In most restaurants the big energy user is your exhaust hood because it sucks out all the cool air you need to keep your kitchen tolerable during summer months. Thankfully, along with efficient cooking equipment has come a new generation of super-efficient exhaust hoods. These hoods use high-efficiency filters to take advantage of the flow of thermal air currents to keep the amount of wasted air to a minimum. Don't expect this technology, all shrouded in stainless steel, to come cheap, though.
If you invest in only one energy saving item, it should be demand ventilation. The system consists of a control that mounts to your exhaust hood to send a signal to the fan to regulate the amount of air being exhausted. Some types measure the heat coming into the hood and throttle back the exhaust fan when temperatures change. Other systems may use an electric eye to sense smoke in the air to ramp the fan up or down depending on the clarity of the air. Some systems use variations or both methods.
Typically, these demand ventilation systems will cut in half the amount of conditioned air being removed from the kitchen. Demand ventilation has one of the best paybacks of any energy saving device you could buy. Savings for a mid-sized establishment will almost certainly be in the thousands of dollars. The systems also require a variable speed fan, which not all hood systems have, so you'll need to have your ventilation specialist check the system out before investing. Do the math to see what savings there may be to use this sort of system.

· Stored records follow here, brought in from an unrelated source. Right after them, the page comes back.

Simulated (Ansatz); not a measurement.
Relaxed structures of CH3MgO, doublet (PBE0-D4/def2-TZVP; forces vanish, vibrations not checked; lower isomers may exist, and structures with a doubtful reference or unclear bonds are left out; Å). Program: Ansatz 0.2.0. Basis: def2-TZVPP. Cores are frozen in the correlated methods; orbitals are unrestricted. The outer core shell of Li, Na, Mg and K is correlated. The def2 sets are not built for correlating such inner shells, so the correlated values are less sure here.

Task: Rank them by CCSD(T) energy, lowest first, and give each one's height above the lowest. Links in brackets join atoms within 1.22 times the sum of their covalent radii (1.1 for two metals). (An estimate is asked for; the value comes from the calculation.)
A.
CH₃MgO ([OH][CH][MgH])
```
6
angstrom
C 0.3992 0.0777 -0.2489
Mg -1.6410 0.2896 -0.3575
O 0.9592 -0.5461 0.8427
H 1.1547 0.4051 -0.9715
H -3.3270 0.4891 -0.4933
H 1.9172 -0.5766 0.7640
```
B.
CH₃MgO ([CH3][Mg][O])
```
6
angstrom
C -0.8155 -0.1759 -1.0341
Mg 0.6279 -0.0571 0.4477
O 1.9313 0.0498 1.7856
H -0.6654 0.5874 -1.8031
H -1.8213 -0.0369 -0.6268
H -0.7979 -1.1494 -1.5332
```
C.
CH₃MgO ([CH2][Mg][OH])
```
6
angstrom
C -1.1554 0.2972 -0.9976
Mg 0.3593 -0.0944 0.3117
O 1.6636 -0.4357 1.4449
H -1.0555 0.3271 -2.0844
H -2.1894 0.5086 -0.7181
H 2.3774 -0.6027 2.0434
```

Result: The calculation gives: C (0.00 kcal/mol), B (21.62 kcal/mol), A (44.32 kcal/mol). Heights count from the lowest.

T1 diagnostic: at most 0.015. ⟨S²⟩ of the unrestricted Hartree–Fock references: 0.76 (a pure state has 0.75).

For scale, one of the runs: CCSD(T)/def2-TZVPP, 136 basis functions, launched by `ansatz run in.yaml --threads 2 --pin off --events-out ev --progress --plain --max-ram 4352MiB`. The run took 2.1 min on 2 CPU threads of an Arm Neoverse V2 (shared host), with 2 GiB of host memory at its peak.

Your restaurant's cooking equipment is another big energy user. In most locations gas (natural or LP) is less expensive than electricity. But there is one electric cooking item that wins in the energy savings category while delivering great production. Induction cooking is more energy efficient than gas or conventional electric heat.
These small 14-inch square countertop or in-counter units work like this: A power supply generates a magnetic field through a coil located under the ceramic top of the unit. When an iron or magnetic metal pan is placed in the magnetic field, currents are induced in the cooking utensil and instant heat is generated due to resistance of the pan. Heating is instantaneous and can be regulated by output control buttons.
In addition to being superfast, induction units are also super-efficient because nearly all of the electrical energy consumed is converted to heat in the pan. Since almost all the power consumed goes directly into the pan and not into the surrounding area, air conditioning and hood exhaust requirements may be less than when using conventional cooking sources. And the great thing is almost no energy is consumed when nothing is cooking. No more forgetting to turn off the burners.
Aside from induction, look at some of the newer energy efficient ovens, steamers, and fryers. If you have older models of these cooking items, you can probably find some significant energy savings by buying replacements.
Dishwashing is another area of intensive energy and water usage. Manufacturers are aware and have developed new technology in the past few years to cut energy and water usage. One of the biggest introductions is the new final rinse spray nozzle developed by several manufacturers. These simple nozzles create a spray pattern that provides dish coverage using less water. The impact is incredible. Water booster heaters that used to be over 50KW can be cut to under 30KW. Along with the electrical savings, water consumption is cut to well under one gallon per rack.
Other new provisions like insulated wash-and-rinse tanks are becoming more popular as energy prices soar. Heat reclaim systems are starting to pop up on machines as well. If you have a dish machine that's more than a few years old, it would be beneficial to look at the new equipment out there and do a comparison energy audit.
Are there any ways to get more energy efficiency without spending any money? Surprisingly, some excellent energy savings come free. Teach your staff to turn off the lights in the walk-in or storeroom when they leave. Or better yet, put the lights on a timer or use new high efficiency CFL light bulbs or LED lighting. Make sure to close refrigerator doors after they are used. Don't turn cooking equipment on and leave it on when it is not being used immediately. Make sure water faucets are turned off fully.
A good way for operators to select energy efficient equipment is to look for Energy Star qualified equipment. The list of types of equipment is growing. Check the Energy Star web site (www.energystar.gov/index.cfm?c=products.pr_find_es_products ) for a list of what models of equipment qualify. One of the additional benefits of using Energy Star equipment is that a growing number of states and municipalities are offering rebates through utility companies to foodservice operators who purchase energy-efficient equipment. Those rebates, especially if your operation is in California or New York, can be substantial — up to $500 and even $1,000 for purchasing a listed equipment piece.
Another reason for all the interest in energy efficiency beyond just dollars and cents is being a good citizen when it comes to taking care of the environment. Green Buildings are about the materials used in construction and how energy is conserved. The USGBC administers the LEED (Leadership in Energy and Environmental Design) Green Building Rating System, a voluntary program that defines high-performance and energy saving green buildings. Many features go into having a building LEED certified. Buying energy saving kitchen equipment is one way to get points that contribute to getting the certification.
There are many more great energy saving equipment and ideas out there. Start to look at your kitchen now to stay ahead of the trend and save energy cost dollars while you are at it.
Dan Bendall is a principal of FoodStrategy, a Maryland-based consulting firm specializing in planning foodservice facilities. He is also a member of Foodservice Consultants Society International. Bendall can be reached at 301-233-5226 (email@example.com).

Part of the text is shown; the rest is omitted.